In politics, a “fat cat” is a rich and influential person, usually one who donates generously to political campaigns. 

The expression suggests that the person is bloated and slightly grotesque, like a cat who’s been over-eating for years and has become grossly overweight. 

Origin of “Fat Cat”

The phrase “fat cat” was in use by the 1920s in America with the first reference in an article in the Baltimore Sun in 1925 grumbled about “fat cats” as early as 1925.

The article read, in part:

It ought perhaps to be explained that Fat Cat is the significant and revealing name in political circles for the sleek, rich fellows who enter politics for one reason or another and depend for their standing and success upon the liberality with which they shell out the dollars.

The term “fat cat” often gets thrown around by politicians and pundits who are looking for a way to rebuke their political enemies.
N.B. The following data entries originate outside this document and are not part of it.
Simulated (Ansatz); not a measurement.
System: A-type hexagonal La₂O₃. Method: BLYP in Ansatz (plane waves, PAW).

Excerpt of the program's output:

In 2009, then-president Obama used the term to describe bankers who were opposed to his proposed financial regulations. 

Said Obama: “I did not run for office to be helping out a bunch of fat cat bankers on Wall Street. The people on Wall Street still don’t get it.”

Just a few years later, though, Obama himself was being described as a “fat cat” and “limousine liberal.”

Headlines pointed out that after leaving office, Obama had charged as much as $400,000 for a single speaking engagement at a Wall Street conference.

Eventually, Obama seemed to apologize for calling bankers fat cats: “It hurt their feelings. I would have some of them say to me, ‘You know, my son came home and asked me, ‘Am I a fat cat?”

During the 2016 presidential campaign, Donald Trump repeatedly slammed Hillary Clinton as a “fat cat.”

Trump told Meet the Press that Clinton was going overboard in her fundraising effort and that she had sold out to Wall Street: “She is selling herself to Wall Street, and the Wall Street fat cats are putting up a lot of money for her.”

A few years later, of course, critics of President Trump mocked him as a “fat cat.”

This was a popular theme with political cartoonists and columnists.

One cartoonist drew the president as a portly orange cat wearing a yellow hairpiece.

Another created merchandise satirizing Dr Seuss’s famous “cat in the hat;” the president was depicted as a fat cat in a blue suit and a MAGA hat.

Use of “Fat Cat” in a sentence

  • The senator’s campaign has been heavily criticized for accepting large donations from so-called “fat cats” — wealthy individuals who expect political favors in return for their financial support.
  • The candidate pledged to curb the influence of “fat cats” in politics, arguing that policy decisions should be made in the interest of the many, not just the wealthy few.
  • Despite his own wealth, the politician positioned himself as a champion of the working class, vowing to challenge the power of “fat cats” and promote economic equality.